Hi, I’m working on some object detection models, now especially, YOLOv3, and I’d like to get a reasonably well-working object detection system on some embedded platforms like TX2 or Xavier.
In order to do so, I examined a TensorFlow version of YOLOv3 and a TensorRT version of YOLOv3 each.
- The TensorFlow model(pb) runs under tensorflow==1.13.1(Nvidia official) with JetPack 4.2
- The TensorRT engine has been generated in the process of 'Darknet checkpoint - ONNX model - TensorRT engine' and runs under tensorrt==184.108.40.206 with JetPack 4.2
Time profiling has been made on only the network forwarding section of each.
All the other processes like the preprocessing the input and the postprocessing of getting the bounding boxes are excluded from the profiling.

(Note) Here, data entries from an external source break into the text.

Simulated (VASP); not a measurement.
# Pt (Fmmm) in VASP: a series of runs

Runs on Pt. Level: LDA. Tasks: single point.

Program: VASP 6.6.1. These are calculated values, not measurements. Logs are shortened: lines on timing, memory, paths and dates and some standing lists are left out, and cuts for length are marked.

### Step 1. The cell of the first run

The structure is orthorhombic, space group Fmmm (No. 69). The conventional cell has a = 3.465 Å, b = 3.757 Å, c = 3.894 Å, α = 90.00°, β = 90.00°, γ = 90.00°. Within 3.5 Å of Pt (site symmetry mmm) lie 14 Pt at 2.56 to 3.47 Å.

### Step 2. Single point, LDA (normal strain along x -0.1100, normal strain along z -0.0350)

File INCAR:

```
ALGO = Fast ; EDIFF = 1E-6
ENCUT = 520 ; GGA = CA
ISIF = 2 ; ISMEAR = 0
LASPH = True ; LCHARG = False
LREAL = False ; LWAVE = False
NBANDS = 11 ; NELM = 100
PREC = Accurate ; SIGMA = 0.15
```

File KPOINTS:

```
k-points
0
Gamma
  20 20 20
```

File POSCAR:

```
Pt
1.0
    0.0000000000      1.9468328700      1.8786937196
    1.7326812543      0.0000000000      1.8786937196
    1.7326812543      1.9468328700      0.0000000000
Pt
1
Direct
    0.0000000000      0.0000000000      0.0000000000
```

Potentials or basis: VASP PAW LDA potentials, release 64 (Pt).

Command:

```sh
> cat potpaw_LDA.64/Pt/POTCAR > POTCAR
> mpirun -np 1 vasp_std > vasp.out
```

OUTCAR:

The settings above have been tested on TX2 and Xavier, and now, I’ve got the table below.
The numerics in the table are in the millisecond and they have been gotten by testing two times and then by averaging.
So, my questions are twofold.
The first one is about the ideas on dealing with the counter-intuitive results on TX2(MAXP_CORE_ALL) + TensorRT and Xavier(MAXN) + TensorRT, the red colored ones.
The second one is about the ideas on getting more performance improvements on TX2(MAXN) + TensorRT.
Any comments would be appreciated.